Not only is the composition of a pearl identical with the lining of the shell where it is formed, but in a general way its appearance and characteristics are the same, except that free pearls are sometimes colored when the nacre of the shell is white.
Button pearls, warts and baroques, grown fast to the shell, are usually like the surrounding nacre in every respect.
Salt-water pearls are characterized by the soft velvety luster of the oriental mother-of-pearl, and fresh-waters, like the lining of the unio, have a somewhat thinner looking and more chalky texture.
Abalone pearls have the irregular surface and coloring of the haliotis. Conch pearls resemble the delicate pink china-like lining of the shell, and clam pearls have the glazed earthenware appearance of the inside of a clam shell. The one material difference between a pearl and the lining of the shell in which it grows is, that in the one case the fish deposits the nacre over an even surface, and in the other wraps it around a central point with delicate precision in successive filmy layers.
Dissection shows that a pearl during growth is liable to many mishaps. As with the human creature, a promising youth may end in a wretched maturity. It is also possible that an ugly period may be redeemed by later happenings, and the thing that was worthless in its early existence, be found in its age worthy of a place among the great gems. Pearls found with a dull, chalky exterior sometimes have lustrous skins beneath. Sometimes a bony-looking formation will be found, on breaking it, to have a variety of skins in the interior, some of which are very lustrous, others white and chalky, like the middle shell of the mollusk.

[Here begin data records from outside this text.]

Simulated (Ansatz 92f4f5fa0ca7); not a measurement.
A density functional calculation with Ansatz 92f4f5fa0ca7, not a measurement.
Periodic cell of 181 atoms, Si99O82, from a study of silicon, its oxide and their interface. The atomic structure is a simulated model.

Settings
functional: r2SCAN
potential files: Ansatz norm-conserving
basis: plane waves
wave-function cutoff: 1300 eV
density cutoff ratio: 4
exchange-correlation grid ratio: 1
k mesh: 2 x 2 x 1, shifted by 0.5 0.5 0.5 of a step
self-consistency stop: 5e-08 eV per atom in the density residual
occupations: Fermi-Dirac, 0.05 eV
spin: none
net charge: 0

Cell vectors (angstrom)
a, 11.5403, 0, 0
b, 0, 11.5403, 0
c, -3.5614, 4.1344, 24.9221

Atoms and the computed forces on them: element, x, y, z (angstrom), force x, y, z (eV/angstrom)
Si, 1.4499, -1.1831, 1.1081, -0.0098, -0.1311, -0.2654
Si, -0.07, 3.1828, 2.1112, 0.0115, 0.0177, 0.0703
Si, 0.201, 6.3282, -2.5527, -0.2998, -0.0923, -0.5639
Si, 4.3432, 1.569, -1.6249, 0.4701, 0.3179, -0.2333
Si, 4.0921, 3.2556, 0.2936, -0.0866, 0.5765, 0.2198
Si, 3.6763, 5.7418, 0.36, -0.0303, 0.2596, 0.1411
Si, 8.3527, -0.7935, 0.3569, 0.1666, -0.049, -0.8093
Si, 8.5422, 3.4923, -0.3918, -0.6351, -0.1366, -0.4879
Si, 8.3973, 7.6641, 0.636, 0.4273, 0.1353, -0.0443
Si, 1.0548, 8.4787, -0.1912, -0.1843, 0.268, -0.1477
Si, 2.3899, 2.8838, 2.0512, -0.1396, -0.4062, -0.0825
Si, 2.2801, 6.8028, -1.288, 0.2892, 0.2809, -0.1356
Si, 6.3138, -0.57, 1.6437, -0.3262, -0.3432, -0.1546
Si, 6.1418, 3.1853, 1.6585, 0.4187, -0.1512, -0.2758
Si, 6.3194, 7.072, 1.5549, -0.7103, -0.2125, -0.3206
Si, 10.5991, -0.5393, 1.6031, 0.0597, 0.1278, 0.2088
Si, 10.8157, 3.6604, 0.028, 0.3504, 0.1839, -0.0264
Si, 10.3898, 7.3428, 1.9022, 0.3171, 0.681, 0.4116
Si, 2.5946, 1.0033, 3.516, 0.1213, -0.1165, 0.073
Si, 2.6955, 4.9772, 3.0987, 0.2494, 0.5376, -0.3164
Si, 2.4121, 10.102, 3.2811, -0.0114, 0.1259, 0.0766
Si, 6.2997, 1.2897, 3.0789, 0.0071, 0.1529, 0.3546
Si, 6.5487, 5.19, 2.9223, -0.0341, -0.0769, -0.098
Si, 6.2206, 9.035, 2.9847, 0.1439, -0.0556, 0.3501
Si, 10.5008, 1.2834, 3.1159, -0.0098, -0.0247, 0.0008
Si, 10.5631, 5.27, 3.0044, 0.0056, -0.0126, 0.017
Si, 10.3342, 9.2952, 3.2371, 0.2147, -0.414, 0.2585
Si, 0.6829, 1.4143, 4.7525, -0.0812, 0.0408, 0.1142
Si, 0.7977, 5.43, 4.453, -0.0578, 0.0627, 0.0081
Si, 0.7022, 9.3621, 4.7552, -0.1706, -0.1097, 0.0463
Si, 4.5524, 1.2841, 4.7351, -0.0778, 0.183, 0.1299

Many of these dead pearls are formed throughout of this material. Others, perfectly spherical, are simply successive layers of prism groups like the conchiolin plates of the shell. Upon cutting these through the centre the skins are shown by the concentric rings marking their divisions and the prismatic formation appears as glistening lines radiating from the nucleus to the surface. Under the microscope these layers, which are thicker than the nacreous skins of true pearls, appear identical with the epidermis plates, except that they are concentric instead of flat, and are free from the coarse, rough, conchiolin deposit which forms the extreme outer coating of the shells. This deposit is also found, however, in some pearl formations, as many of the abalone baroques, especially when they are somewhat flat in shape, are like two pearl blisters joined, with the shell-building process reversed, the rough, black conchiolin being inside, and the nacre outside. Undoubtedly pearls containing hidden qualities which made them once gems are thrown away as valueless, while others found just as nature had covered their earlier coarseness with a coat of beauty, are worn and excite much admiration for their skin-deep beauty.